Interestingly, most of the financial press is currently saying something similar to MM over recent days i.e. we are at extreme levels of bearishness but the markets ideally lacking a final capitulation. We like to keep things simple and after correcting over 9% on a crescendo of bad news we have an open-minded neutral to slightly bullish bias toward what comes next:

  • After buying IGO Ltd (IGO) yesterday MM is basically fully committed to stocks in our Flagship Growth Portfolio.
  • If we do indeed see another leg lower, towards the 6800 area, MM is likely to move up the risk curve e.g. sell a defensive stock and increase 1 or 2 of our higher beta positions.
  • Conversely if the local market keeps rallying above 7300 it will generate a bullish trigger but we are likely to slowly lighten our tech exposure outlook into such a move.

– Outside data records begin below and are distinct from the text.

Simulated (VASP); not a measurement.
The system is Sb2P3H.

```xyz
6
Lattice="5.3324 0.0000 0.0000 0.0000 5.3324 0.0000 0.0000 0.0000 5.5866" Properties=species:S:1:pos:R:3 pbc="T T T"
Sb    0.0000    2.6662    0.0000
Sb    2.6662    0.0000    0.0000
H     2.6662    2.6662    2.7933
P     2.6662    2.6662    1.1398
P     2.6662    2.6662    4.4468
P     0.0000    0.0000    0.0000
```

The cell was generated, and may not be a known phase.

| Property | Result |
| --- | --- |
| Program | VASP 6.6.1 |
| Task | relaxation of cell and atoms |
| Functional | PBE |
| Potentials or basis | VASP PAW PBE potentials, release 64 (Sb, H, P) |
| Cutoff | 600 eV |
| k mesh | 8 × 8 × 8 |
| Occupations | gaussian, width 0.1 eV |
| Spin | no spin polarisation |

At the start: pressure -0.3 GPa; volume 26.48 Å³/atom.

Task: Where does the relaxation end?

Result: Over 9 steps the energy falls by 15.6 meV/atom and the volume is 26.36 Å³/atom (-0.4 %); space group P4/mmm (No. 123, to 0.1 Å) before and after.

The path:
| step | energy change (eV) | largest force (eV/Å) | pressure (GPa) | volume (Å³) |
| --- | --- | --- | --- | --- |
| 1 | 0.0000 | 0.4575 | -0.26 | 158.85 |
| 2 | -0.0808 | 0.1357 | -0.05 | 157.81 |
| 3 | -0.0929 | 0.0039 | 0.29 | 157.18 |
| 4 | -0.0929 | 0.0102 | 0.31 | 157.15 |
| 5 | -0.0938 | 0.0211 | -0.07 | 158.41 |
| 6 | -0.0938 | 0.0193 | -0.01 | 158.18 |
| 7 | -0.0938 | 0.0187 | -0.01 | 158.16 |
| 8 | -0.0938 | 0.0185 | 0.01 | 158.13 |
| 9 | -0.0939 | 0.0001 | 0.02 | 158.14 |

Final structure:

Overnight US stocks endured one of their largest falls in over 2-years while the $US and bonds rallied as investors chased safe havens higher. The S&P500 fell over 4% with consumer shares tumbling over 6% led by Target Corp which tumbled more than 20%, delivering its worst 1-day performance since 1987, as rising costs led to a downgrade. The mega-cap tech stocks also came under renewed pressure with Apple (AAPL US), Amazon (AMZN US) and Facebook (FB US) all falling over 5% – when Apple falls this hard it’s a great sign that the selling has become indiscriminate in nature. The SPI futures are pointing to a -1.9% drop this morning taking the index back under 7100 but still within the last year’s trading range.